Going through some old files, looking for something. What I find is this  - some passages I had written the night of your memorial, and the day after it. I'd forgotten now, who was there, what was said, who I was. I'm afraid of the things I have forgotten, the things that would be so useful and important now. I feel like I'm at a crossroads, though a long and slow one: there are important and powerful, real and true things back there in all those words, all those things that happened and were felt. I live without them now. Until they come back, circling back sometimes. What did I write for me, and is it important to go back and look? Or am I supposed to walk on from it, to hear what gets written now.

This poem here below, I had forgotten. Joan read it at your memorial; I read this in my notes. This is where I am these days, this is where I live - the knife sharp and dull, and a long clenched fist unfurling.

To Have Without Holding
Marge Piercy

Learning to love differently is hard,
love with the hands wide open, love
with the doors banging on their hinges,
the cupboard unlocked, the wind
roaring and whimpering in the rooms
rustling the sheets and snapping the blinds
that thwack like rubber bands
in an open palm.

It hurts to love wide open
stretching the muscles that feel
as if they are made of wet plaster,
then of blunt knives, then
of sharp knives.

It hurts to thwart the reflexes
of grab, of clutch; to love and let
go again and again. It pesters to remember
the lover who is not in the bed,
to hold back what is owed to the work
that gutters like a candle in a cave
without air, to love consciously,
conscientiously, concretely, constructively.
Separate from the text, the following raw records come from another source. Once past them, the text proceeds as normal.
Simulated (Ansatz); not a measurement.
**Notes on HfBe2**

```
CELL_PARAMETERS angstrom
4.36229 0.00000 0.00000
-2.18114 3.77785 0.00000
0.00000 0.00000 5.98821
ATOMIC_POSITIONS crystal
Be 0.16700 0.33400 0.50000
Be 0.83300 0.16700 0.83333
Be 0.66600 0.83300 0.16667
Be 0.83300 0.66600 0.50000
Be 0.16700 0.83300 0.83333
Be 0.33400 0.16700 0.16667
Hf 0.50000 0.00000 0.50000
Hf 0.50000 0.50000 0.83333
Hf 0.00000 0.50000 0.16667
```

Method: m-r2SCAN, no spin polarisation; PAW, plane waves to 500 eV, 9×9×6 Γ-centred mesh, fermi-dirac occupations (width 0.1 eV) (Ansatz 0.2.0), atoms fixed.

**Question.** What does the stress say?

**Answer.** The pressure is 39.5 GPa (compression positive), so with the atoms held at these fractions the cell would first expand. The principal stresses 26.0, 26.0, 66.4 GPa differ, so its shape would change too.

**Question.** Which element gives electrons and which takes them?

I can't do it, you say it's killing
me, but you thrive, you glow
on the street like a neon raspberry,
You float and sail, a helium balloon
bright bachelor's button blue and bobbing
on the cold and hot winds of our breath,
as we make and unmake in passionate
diastole and systole the rhythm
of our unbound bonding, to have
and not to hold, to love
with minimized malice, hunger
and anger moment by moment balanced.